In Chapter 1 Chimamanda Ngozi Adichie uses the first encounter between Ugwu and Odenigbo to pose the question, "How can we resist exploitation if we don't have the tools to understand exploitation?" She has Odenigbo, with his Western education and ideals, deliver the question to Ugwu, who is not yet capable of understanding the question's meaning. Ugwu is entirely subaltern, having little access to the tools and discourse of the colonizer; he is a boy who has, up to this point, lived a traditional villager's life. His entry into Odenigbo's house is his entry into a new world, where English is spoken and refrigerators and sinks are used; he understands the world in terms of the natural and the supernatural, not the political or the theoretical.
A primary arc of the novel follows the development of Ugwu's identity as he accesses and engages with the culture and privileges of the colonizer. This engagement, combined with his experiences in the war as a soldier and a refugee, leads to his emergence as a postcolonial writer, working in English, who takes up the task of giving Biafra a voice by telling its stories. As he develops, Ugwu wrestles with feelings of disconnection from and even disgust with his people, whom he has left behind in the village. His power ultimately lies in his sensitivity to the suffering of those around him, including the suffering he inflicts on the bar girl by raping her at the urgings of his fellow soldiers. By the end of the book, he rejects the Biafran nationalism—and the political and intellectual discourse—that gripped him as he listened to Odenigbo's university friends discuss politics. This rejection is evidenced by his refusal to listen to the radio and his declaration that "there is no such thing as greatness" in Chapter 32.

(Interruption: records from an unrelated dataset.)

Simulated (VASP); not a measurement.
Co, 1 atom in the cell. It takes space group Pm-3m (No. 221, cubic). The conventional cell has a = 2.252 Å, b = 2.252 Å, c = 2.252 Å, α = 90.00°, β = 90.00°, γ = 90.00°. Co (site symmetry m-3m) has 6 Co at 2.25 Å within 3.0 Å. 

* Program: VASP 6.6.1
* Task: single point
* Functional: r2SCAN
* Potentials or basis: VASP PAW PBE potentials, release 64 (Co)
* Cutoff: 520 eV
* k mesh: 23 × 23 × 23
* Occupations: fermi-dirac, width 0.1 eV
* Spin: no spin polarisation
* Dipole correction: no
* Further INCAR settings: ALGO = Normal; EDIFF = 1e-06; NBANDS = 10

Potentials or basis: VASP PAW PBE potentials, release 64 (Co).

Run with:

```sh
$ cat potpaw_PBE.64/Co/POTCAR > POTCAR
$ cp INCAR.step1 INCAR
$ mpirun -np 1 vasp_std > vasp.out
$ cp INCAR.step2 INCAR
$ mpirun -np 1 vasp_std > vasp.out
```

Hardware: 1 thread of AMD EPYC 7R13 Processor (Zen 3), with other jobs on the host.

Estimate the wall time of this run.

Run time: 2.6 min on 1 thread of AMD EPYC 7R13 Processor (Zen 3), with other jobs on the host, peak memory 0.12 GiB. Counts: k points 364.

Throughout the text many characters exhibit the struggle and tension between traditional, indigenous forms of knowing and expression and the forms and methods of the colonizer, with its assumptions that Western ways are inherently superior to non-Western ways. This struggle is central to the formation of individual and group identity by colonized groups in the face of the cultural, economic, and political hegemony, or domination, of the colonizing culture. While characters like Olanna and Odenigbo construct hybrid identities that marry elements of Western culture with the traditional, other characters, like Odenigbo's mother and Ugwu's mother, fiercely resist Western influence by firmly aligning themselves with their traditional cultures and rejecting all parts of Western culture as inferior to their own.
In Chapter 33, after the war's end, Odenigbo poses a fundamental question about the nature of racism and colonialism: "What do you think accounts for the success of the white man's mission in Africa?" Odenigbo states racism is a production of the colonizer, who "used it as a basis of conquest ... to conquer a more humane people." For Odenigbo, colonialism and racism are inseparably intertwined, and it is the idea of otherness, which racism is one expression of, that justifies and perpetuates the subjugation of the colonized.
Contradictorily, Odenigbo is a tribalist—one who believes identity resides in the tribe, rather than a quality of being African, and he rejects the idea Africans can be lumped together into a monolith as being "fundamentally a European notion." Like the colonizer who views Nigerians as "other," so does Odenigbo view those outside his own ethnic group. This very "othering" among groups of indigenous Nigerians has tragic results, such as the anti-Igbo pogroms that result in the death of thousands, among them members of Olanna's family.
Odenigbo says in Chapter 1 that national and race identities hinge on the colonizer's construction of an "other": "I am black because the white man constructed black to be as different as possible from white." However, he sees his identity as an Igbo as his true identity because it predates the "othering" of the colonizer: "I was Igbo before the white man came." Professor Ezeka objects, pointing out, "The pan-Igbo idea itself came only in the face of white domination." The modern Igbo tribe "is as colonial a product as nation and race." Indeed, British policies influenced Nigerians to identify as part of a large ethnic group rather than with their local clans, as well as tending to subsume individual differences within those ethnic groups. Pre-colonization, Odenigbo would have seen himself as Orlu, Isu, or some other smaller group that was later lumped together under the ethnic identity "Igbo."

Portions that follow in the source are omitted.